TORONTO — The Toronto stock market tumbled almost 200 points Wednesday as investors remained focused on whether the U.S. Federal Reserve might start to claw back its stimulus measures as early as next week.
The S&P/TSX composite index dropped 190.59 points to 13,133.42 amid developments that also included lower oil prices and disappointing earnings from Canada's oldest company.
Hudson's Bay Co. (TSX:HBC) reported a larger net loss in its latest quarter, mostly due to costs related to the acquisition of U.S. retailer Saks Inc. last month.
The retailer reported a net loss of $124.2 million, or $1.04 per share, compared with $14.4 million, or 14 cents per share, a year earlier. Overall retail sales rose by 5.8 per cent. Ex-items, earnings were seven cents a share, which missed estimates by three cents and its shares fell $1.19 or 5.95 per cent to $18.80.
The Canadian dollar gained 0.09 of a cent to 94.4 cents US.
New York also sold off amid growing expectations in the markets that the Fed will decide to start reducing its $85 billion a month of financial asset purchases following a run of solid economic data. Analysts say investors appear to be holding back from big trading decisions ahead of the next central bank meeting a week from now.
"So whether it's jobs data, GDP revisions, a host of other data points _ things are going in the right direction,'' said Garey Aitken, chief investment officer at Franklin Bissett Investment Management in Calgary.
"To the extent you have a data-dependent mindset among the Fed decision-makers, I think it does bring the notion of tapering to be a more likely event here.''
The Dow Jones industrials fell 129.6 points to 15,843.53, the Nasdaq gave back 56.68 points to 4,003.81 and the S&P 500 index declined 20.4 points to 1,782.22.
An apparent budget deal in the U.S. Congress failed to make much of an impact even though it would mean another partial shutdown of the U.S. government would be avoided. Most interest rests on the U.S. debt ceiling, which has to be raised early next year to avoid a debt default.
Losses were spread across all TSX sectors with the battered gold component leading decliners with slide of about 3.7 per cent as February bullion dipped $3.90 to US$1,257.20 an ounce. The component has skidded 50 per cent this year while gold has fallen 25 per cent on the Fed tapering speculation. Barrick Gold (TSX:ABX) faded 62 cents to C$17.29 while Goldcorp (TSX:G) shed 66 cents to $22.42.
The industrials group was down 1.84 per cent as Canadian National Railway (TSX:CNR) shares dropped $1.90 to $57.65 even as the company said that it expected to deliver double-digit earnings growth in 2014 on a continued economic recovery. The country's largest railway says its adjusted diluted earnings should be on top of the $3.05 to $3.10 per share forecast for 2013, a level that is in line with analyst expectations.
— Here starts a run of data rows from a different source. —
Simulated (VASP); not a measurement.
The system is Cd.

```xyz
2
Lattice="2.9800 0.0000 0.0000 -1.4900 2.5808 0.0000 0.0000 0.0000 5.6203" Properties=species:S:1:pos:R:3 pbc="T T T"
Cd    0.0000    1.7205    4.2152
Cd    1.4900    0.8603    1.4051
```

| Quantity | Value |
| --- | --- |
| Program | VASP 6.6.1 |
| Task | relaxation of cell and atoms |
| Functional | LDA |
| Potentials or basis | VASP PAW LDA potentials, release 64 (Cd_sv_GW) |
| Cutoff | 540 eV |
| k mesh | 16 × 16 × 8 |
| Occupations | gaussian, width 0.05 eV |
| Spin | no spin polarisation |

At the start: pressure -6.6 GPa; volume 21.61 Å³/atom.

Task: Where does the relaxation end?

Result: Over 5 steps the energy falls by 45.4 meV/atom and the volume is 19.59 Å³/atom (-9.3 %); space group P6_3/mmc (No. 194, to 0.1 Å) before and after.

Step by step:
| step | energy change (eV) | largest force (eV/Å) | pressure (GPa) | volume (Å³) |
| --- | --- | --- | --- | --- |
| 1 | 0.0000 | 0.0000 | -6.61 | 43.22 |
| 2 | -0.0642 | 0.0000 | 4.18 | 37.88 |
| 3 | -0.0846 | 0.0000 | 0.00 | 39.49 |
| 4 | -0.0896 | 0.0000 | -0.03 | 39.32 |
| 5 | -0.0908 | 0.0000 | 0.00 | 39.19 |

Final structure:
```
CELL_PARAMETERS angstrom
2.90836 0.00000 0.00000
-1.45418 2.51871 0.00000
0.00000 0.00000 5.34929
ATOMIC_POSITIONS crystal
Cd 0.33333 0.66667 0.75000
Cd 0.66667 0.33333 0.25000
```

The energy sector fell 1.64 per cent while January crude dropped $1.07 to US$97.44 a barrel, even as the U.S. Energy Information Administration said that crude supplies fell by a much more than expected 10.6 million barrels last week. Analysts had expected a decline of 2.8 million barrels. Cenovus Energy (TSX:CVE) declined 99 cents to C$30.20.
Natural gas giant Encana Corp. (TSX:ECA) plans to increase its production of natural gas liquids by 30 per cent next year, as it focuses spending in five resource areas across North America. Encana does not expect its forecasted production levels to change from last year, even though it plans on cutting its capital investment by 10 per cent. Last month, it announced it was slashing its workforce by 20 per cent, cutting its dividend and spinning off a large chunk of its Alberta land holdings into a new public company. EnCana shares shed $1.21 to C$19.17.